U.S. Takes Apart Thailand and the Record Book at the Women’s World Cup

0
494
U.S. Takes Apart Thailand and the Record Book at the Women’s World Cup

U.S. Takes Apart Thailand and the Record Book at the Women’s World Cup

REIMS, France — The referee’s whistle reverberated through the Stade Auguste-Delaune late Tuesday night, and Sukanya Chor Charoenying, the goalkeeper for the Thailand national soccer team, bent over, put her hands on her knees and stared straight down at the ground.

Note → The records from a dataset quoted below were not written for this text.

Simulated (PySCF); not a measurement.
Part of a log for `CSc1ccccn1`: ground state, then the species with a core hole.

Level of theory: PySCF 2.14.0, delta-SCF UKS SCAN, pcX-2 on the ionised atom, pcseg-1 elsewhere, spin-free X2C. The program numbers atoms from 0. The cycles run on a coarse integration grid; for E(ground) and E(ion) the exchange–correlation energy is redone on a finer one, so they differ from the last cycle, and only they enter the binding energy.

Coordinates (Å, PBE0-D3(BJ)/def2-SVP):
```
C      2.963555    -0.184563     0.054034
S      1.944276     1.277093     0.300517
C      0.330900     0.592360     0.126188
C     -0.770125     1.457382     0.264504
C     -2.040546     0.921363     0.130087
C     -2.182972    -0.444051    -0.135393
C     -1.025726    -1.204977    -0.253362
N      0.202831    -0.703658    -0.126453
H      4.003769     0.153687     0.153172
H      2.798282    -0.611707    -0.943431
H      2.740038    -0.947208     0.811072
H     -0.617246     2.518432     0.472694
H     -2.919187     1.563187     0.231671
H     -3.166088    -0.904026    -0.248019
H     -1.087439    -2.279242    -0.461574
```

Thirteen times over the previous 90 minutes she had watched the ball whiz beyond her grasp and into the goal. Thirteen times she turned to retrieve it. Thirteen times she watched the United States players celebrate, every time as ecstatically as the time before, as music blared deafeningly from the speakers and the pro-American crowd at the sold-out stadium howled in delight.

Seconds passed. Chor Charoenying fiddled with the shin guards tucked inside her yellow socks, her eyes still locked on the grass. Finally, someone came over to touch her shoulder.

“I don’t know if she could understand me,” said Carli Lloyd, who scored the final goal for the Americans in a 13-0 razing of Thailand in their opening match of this World Cup. Still, Lloyd pulled Chor Charoenying close and spoke directly into her ear.

“As a goalkeeper, to let in that many goals, you probably feel absolutely awful,” Lloyd said later, paraphrasing the conversation. “But I just told her that she had a phenomenal game and she came up with some great saves, and just to hold her head high and for her and the team to keep fighting. I just wanted to make sure she knew that.”

Afterward, Lloyd shrugged when asked whether it had ever crossed the mind of any American player to perhaps slow down, not to hunt so aggressively for a goal, once the imbalance of the score began to feel absurd.

“Whenever you have that mind-set, it’s not good,” Lloyd said. “You never want to beat up on a team that bad. But for us, the goals matter. In this tournament, it’s important. So we just have to keep that throttle down.”

There were too many goals to begin to describe them all in a newspaper article. But these were the scorers and the minutes when the goals came: Alex Morgan (12th), Rose Lavelle (20th), Lindsey Horan (32nd), Sam Mewis (50th), Morgan (53rd), Mewis (54th), Lavelle (56th), Morgan (74th), Megan Rapinoe (79th), Morgan (81st), Mallory Pugh (85th), Morgan (87th), and, finally, Lloyd (92nd).

It was the first time a team had scored 13 goals in a World Cup game — men’s or women’s — and the margin of victory was the largest for a match in either tournament. Morgan’s five goals equaled a record for a Women’s World Cup game set by Michelle Akers of the United States in 1991.

After securing a hat trick, which made the score 8-0, Morgan turned around and walked toward the center circle. After her fourth goal, she held out her fist and emphatically unraveled her fingers — one, two, three, four — before being mobbed by her teammates. After her fifth, she ran all the way to the sideline and took her place in a hastily choreographed group dance.

Morgan, who said she felt now that she was in “peak form,” was asked how she balanced the visceral impulse to celebrate with any desire to maintain a level of sportsmanship.

“In the moment, every time we score a goal in the World Cup — I’ve dreamed of it since I was a little girl,” Morgan said. “When it comes to celebrations, I think this was a really good team performance tonight, and I think it was important for us to celebrate with each other.”

For Jill Ellis, the United States coach, the desire to create confidence among her players seemed to be the main objective in a match that pitted the world’s No. 1 team against No. 34 and, as such, was never expected to be close.

In the 57th minute, for instance, after a run of four goals in six minutes, Ellis used her first two substitutions to insert two forwards, Lloyd and Christen Press, who could reasonably be called two of the best attacking players in the world despite their roles as reserves for the United States.